A bus that carried 31 Syrian refugees to German Chancellor Angela Merkel’s office in protest returned on Friday to the small town that organised the road trip widely condemned as a political stunt.
The Bavarian district chief behind Thursday’s journey to Berlin, Peter Dreier, had called it an “act of desperation” as his southern rural area buckled under the strain of a mass influx that brought 1.1 million migrants to Germany last year.
The coach had arrived on Friday evening after a 570-kilometre trip outside the chancellery building of Merkel, who declined to send her staff to negotiate with the provincial official. Berlin city representatives instead went on board and offered the group of men emergency accommodation for a night.
In absurd scenes, some 100 journalists, as well as a sprinkling of anti-Merkel protesters, stayed in a throng around the coach for two hours, while tense-faced Berlin and Bavarian officials negotiated inside, and refugees watched the TV cameras with anguished expressions.
In the end, the bus left with a police escort, and Dreier told the press he was disappointed Merkel’s people hadn’t come to talk to him. He said he would pay for a night in a hotel for the group, out of his own pocket.
On Friday morning, the bus was back on the road to Bavaria, to the southern town of Landshut, which had organised the high-profile trip — with the refugees inside described as angry and disappointed.
Berlin Mayor Michael Maeller called the trip a sign of a “breakdown of solidarity” in how local governments handle the migrant influx, while Bavarian Social Democrats leader Florian Pronold condemned the “PR stunt”.

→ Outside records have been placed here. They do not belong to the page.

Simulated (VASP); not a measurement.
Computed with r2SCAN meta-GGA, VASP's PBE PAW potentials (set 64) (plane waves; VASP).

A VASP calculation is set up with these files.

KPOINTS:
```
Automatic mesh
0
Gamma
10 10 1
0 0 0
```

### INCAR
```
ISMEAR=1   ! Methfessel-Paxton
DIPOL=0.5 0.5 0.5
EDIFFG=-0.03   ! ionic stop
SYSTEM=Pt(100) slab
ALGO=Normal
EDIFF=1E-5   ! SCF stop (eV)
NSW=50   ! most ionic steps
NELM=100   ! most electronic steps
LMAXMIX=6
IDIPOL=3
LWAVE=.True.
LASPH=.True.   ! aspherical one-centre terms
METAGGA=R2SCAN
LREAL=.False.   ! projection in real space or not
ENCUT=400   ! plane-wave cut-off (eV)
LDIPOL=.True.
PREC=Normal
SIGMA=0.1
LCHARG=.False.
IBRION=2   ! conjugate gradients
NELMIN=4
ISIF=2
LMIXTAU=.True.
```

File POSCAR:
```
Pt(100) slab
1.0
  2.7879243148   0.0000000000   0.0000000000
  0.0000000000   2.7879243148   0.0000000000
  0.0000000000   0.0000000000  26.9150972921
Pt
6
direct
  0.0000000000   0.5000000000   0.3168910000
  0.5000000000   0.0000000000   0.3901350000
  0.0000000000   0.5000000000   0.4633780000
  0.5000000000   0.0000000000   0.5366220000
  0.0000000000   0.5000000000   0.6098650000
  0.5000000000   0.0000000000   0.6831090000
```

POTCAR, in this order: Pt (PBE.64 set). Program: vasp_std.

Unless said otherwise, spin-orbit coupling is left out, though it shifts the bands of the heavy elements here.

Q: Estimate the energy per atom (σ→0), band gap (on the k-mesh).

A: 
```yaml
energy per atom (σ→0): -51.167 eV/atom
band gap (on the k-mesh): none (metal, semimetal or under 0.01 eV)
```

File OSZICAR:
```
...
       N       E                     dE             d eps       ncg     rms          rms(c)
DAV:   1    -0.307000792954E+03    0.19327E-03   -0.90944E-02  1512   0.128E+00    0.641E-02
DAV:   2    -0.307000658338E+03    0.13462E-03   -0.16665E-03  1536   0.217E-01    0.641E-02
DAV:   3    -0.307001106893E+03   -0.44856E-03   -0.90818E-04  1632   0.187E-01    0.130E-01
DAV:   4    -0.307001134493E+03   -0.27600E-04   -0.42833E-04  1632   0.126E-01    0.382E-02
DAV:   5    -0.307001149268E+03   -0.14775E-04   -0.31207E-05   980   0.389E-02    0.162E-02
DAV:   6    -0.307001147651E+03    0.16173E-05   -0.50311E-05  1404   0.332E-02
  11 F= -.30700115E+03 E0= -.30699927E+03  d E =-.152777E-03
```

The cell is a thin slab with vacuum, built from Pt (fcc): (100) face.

Only one of the Syrian men — all of whom have official asylum status and are free to move anywhere in Germany — had decided to stay in the capital, while another wanted to head to the northern city of Bremen, Landshut officials said.
Details emerged, meanwhile, about the trip to Berlin, from TV journalists who had been invited to come along for the ride. One refugee, identified only as Ahmad from Damascus, told TV news channel N24 that the group had initially been promised by their Bavarian hosts that “the situation will be better in Berlin”.
At a highway stop on the way, Dreier, who travelled separately by car, is shown telling them that “we will be welcomed in Berlin at the chancellery and then we will be taken to apartments”.
But it quickly dawned on the refugees that things might be more complicated, with one telling N24: “We are a (political) football between Berlin and Bavaria and are being used to change the migrant situation, right?”
In the end, one of the Syrians says: “We feel we’ve been abused, they gave us such hopes.” The trip had been plagued by problems from the start. Of an original 51 who were meant to come, 20 changed their minds Thursday morning and stayed in Bavaria.
On the way to Berlin, the bus once had to turn back after losing one member of the group at a highway rest stop. As the bus headed back Friday, Germany was being blanketed by winter snow storms.